Holly Black's Ironside is the third in her modern faerie tale series. Actually, I hesitate to call it a series, because although it does consist of three books set in the same fictional world, the second book, Valiant, involves different characters (but the ones from the first book do appear peripherally). Ironside is the true sequel to Tithe, focusing on the same characters. Being the crazy stickler that I am when it comes to reading books in order, I would recommend reading them in the order in which they were published, because there is some crossover, and I think I would have missed some subtle points otherwise. Please stop reading here if you don't want spoilers to the plot of Tithe!

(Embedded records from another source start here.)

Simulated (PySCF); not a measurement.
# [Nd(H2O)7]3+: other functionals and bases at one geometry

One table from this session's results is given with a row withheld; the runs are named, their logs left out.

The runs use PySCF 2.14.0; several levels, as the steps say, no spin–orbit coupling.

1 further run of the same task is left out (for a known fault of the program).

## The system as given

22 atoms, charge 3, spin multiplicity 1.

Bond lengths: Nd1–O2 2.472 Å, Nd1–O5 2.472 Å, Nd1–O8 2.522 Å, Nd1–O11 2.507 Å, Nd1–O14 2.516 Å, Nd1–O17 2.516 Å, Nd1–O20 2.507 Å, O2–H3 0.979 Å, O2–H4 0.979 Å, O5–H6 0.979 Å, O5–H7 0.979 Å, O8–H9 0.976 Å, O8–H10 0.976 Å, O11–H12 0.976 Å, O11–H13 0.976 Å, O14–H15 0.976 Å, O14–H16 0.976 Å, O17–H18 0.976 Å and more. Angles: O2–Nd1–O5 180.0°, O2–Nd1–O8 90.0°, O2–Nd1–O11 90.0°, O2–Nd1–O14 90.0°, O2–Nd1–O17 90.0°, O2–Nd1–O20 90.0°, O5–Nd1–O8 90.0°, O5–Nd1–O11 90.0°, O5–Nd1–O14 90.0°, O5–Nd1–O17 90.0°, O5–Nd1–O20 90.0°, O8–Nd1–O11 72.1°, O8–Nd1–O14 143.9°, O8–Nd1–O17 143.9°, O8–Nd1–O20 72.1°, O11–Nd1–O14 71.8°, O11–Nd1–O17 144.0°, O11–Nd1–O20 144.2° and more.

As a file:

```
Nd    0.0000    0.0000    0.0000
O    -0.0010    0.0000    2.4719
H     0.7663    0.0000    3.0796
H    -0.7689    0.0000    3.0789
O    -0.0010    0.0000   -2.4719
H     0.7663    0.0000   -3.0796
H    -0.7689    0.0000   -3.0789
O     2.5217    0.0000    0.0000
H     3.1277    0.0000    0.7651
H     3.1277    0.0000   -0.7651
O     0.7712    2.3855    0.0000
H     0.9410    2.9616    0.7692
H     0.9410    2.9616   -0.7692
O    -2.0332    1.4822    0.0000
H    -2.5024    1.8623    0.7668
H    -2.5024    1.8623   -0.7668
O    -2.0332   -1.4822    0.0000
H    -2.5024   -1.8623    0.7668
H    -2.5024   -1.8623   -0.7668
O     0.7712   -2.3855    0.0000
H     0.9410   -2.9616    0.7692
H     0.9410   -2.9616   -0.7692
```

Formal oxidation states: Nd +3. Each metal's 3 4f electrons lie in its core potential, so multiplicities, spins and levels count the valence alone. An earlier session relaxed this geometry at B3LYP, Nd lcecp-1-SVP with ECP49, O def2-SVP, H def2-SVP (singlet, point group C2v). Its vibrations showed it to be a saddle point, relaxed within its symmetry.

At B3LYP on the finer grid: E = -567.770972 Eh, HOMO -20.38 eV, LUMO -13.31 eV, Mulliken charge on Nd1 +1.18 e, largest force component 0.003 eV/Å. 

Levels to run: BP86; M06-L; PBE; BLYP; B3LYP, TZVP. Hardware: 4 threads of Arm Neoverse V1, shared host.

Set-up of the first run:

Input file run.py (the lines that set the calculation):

Anyway, Ironside continues the story of Kaye, who discovered that she was a pixie in the first book and fell in love with Roiben, who is now about to be crowned as ruler of the Unseelie Court. Things are a bit awkward between Kaye and Roiben these days - Kaye is, after all, only a pixie, not a noblewoman of the sort that royalty usually associates with. Having been brought up among humans, she also lacks much knowledge of faerie culture, and is therefore not at all politically savvy. Roiben, having difficulties of his own in accepting his new role in the darker court, is keeping his distance - is he trying to keep her safe, or is he rethinking the wisdom of their relationship? At the coronation, feeling insecure and also having overindulged in faerie wine, she is goaded into requesting the one thing that Roiben, knowing the true meaning of what she asks while Kaye remains clueless, cannot grant. He sends her on an impossible quest instead, which appears doomed to separate them for the rest of their lives.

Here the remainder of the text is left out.